Europe Struggles Over Greek Details

14.02.2012 09:15

WSJ: Europe Struggles Over Greek Details
BRUSSELS—European Union negotiators have yet to settle key elements of a complex bailout and debt-restructuring package for Greece—including how euro-zone governments will contribute to a desired cut in the country's debt burden—ahead of a pivotal meeting this week.
The Greek Parliament's backing for a deeply unpopular package of spending, wage and pension cuts, which sent European stocks and the euro higher on Monday, has shifted the focus of negotiations back to Brussels, ahead of a meeting of finance ministers due to start here Wednesday afternoon.

Central to the negotiations is resolving the thorny issue of how Greece's official creditors in Europe—other euro-zone governments and the European Central Bank—should participate in the debt restructuring. Euro-zone leaders are expected to make the final decision on the new bailout at their summit in March.

That would be one of the final pieces of the puzzle to fall into place to allow approval of at least €130 billion ($171.5 billion) in bailout loans from the euro zone and the International Monetary Fund that should avert a potentially chaotic Greek debt default next month.
Olli Rehn, the EU economics commissioner, described the Greek vote as a "crucial step" toward winning the bailout.

But he said other conditions needed to be fulfilled. They included identifying €325 million of extra budget cuts this year and, his spokesman said, "clear assurances from [Greek] political party leaders before they embark on the campaign for the next election."

Even after Wednesday's meeting, legislators in some countries, including Germany, will be required to have their say before the bailout aid will be released.

Germany and Greece's other official creditors have sought to tie the hands of Greek politicians after elections expected in April, seeking assurances they will back the unpopular package after then.

But in his public statements, the man opinion polls suggest will be the likely next prime minister, Antonis Samaras of the New Democracy party, has delivered less than wholehearted backing for the program.
"I want to avoid the jump over the cliff today, to buy time, to restore normality and to go to elections tomorrow," he told Parliament on Sunday. "This is why I ask you to vote in favor of the new loan agreement today and to have the ability tomorrow to negotiate and to change the current policy which has been forced on us."

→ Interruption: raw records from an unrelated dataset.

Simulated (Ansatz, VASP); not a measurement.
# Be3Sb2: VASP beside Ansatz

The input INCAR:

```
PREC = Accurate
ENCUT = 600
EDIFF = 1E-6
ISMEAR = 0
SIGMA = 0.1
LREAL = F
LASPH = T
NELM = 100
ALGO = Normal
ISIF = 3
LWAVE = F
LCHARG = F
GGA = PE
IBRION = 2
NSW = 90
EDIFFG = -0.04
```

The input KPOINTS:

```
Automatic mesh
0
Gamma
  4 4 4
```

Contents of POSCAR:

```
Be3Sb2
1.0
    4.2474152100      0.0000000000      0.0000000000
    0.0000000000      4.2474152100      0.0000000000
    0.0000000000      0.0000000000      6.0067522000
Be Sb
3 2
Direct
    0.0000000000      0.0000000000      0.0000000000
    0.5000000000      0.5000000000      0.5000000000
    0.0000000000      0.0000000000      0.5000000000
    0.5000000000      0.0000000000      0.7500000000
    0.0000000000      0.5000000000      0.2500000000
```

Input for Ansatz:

German Chancellor Angela Merkel explicitly opposed that on Monday. "An amendment to the program can't and won't happen," she told a news conference.

A crucial question confronting negotiators in Brussels is whether to stick to a target set by euro-zone leaders in October for reducing Greece's debt burden, now about 160% of gross domestic product, to "around" 120% of GDP in 2020.

Officials said the target may be lifted to no more than 125% of GDP as part of a final deal.

Both the governments and the euro zone's central banking system are expected to give Greece some debt relief to ensure its debt falls below the 125% target in 2020, European officials said. But it remains to be seen exactly how.

On the table is a trade-off: The governments would agree to lower the interest rate on the loans made to Greece under the bailout it received in May 2010, and in exchange the ECB or the national central banks would agree to have their holdings of Greek bonds repaid at below their full face value.

"Nobody is going to put their cards on the table until Wednesday at midnight," said one official involved in the talks.

The interest rate on loans from the first bailout, which has already been lowered once, now stands at 3% for the first three years of a loan and then 4% after that.

Also under discussion is a move that could complicate a bond exchange intended to reduce the debt Greece owes its private-sector creditors by around €100 billion.

Investors participating in the exchange will receive new Greek bonds with decadeslong maturities and €30 billion of "sweeteners"—either cash or short-term bonds issued by the European Financial Stability Facility, the euro zone's temporary bailout fund.
The governments are now considering whether the sweeteners can be reduced and the extra money used to help close a financing gap expected for the Greek government over the next eight years, officials said.

But that step might discourage investors from participating in the exchange, undermining Europe's goal of having the debt exchange described as "voluntary."

The bloc's central banking system might participate in two ways.

First, the ECB bought Greek bonds with an estimated face value of about €50 billion on the secondary market over the previous two years in a futile effort to drive down Greek bond yields.

The central bank bought those bonds at sharp discount; the idea is that the ECB could forgo profit it would earn if the bonds were repaid in full and instead distribute the profit back to the national governments, which would then hand the money over to Greece.

Second, the national central banks of the euro zone hold an estimated €12 billion of Greek bonds on their investment portfolios. The national banks might simply accept losses on these bonds, officials said.

"They're both equally likely, but legally speaking, a loss on the portfolio bonds is easier," said one official.

Laurence Norman, Matina Stevis and Andrea Thomas contributed to this article.